Absolutely no action has been taken that makes another Eric Garner case, or any of these other destructive and expensive misconduct incidents, any less likely in the future. Instead, the department has tried to become more systematic at sweeping things under the rug, including tossing out hundreds of misconduct cases without even looking at them, ensuring that virtually every cop involved with an excessive force complaint face no consequences whatsoever, and fighting tooth-and-nail for a complete rollback of the state’s discovery reform laws so they can rampantly flaunt due process rules and still secure convictions.

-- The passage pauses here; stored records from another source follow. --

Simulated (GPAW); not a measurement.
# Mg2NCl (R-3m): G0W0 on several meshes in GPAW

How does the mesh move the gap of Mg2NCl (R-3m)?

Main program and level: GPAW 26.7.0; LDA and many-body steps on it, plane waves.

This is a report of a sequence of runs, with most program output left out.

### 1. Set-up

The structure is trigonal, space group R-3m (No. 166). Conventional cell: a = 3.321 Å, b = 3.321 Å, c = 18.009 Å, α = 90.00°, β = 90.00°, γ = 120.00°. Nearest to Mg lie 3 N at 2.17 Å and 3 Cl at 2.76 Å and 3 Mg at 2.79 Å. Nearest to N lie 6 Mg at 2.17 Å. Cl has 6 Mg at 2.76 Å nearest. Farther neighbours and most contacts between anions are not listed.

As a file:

There was hope that Jessica Tisch, Harvard-educated ubercompetent technocrat extraordinaire, might be interested in strengthening police accountability on pure management grounds, that putting issues of justice and human rights aside, she might prefer to run a department where it is possible to make her employees follow basic rules, and to even fire them when they don’t. Whitney Tilson made this case at Vital City’s mayoral forum in April: “One of the things that impressed me most about Commissioner Tisch is that as she is calling for more police officers, as a good manager she recognizes that there needs to be greater accountability. There’s been a large increase under Mayor Adams of cases against police officers dismissed under the statute of limitations. So she correctly, as a good manager, recognizes that greater enforcement and greater activity with police officers needs to be married with greater accountability.”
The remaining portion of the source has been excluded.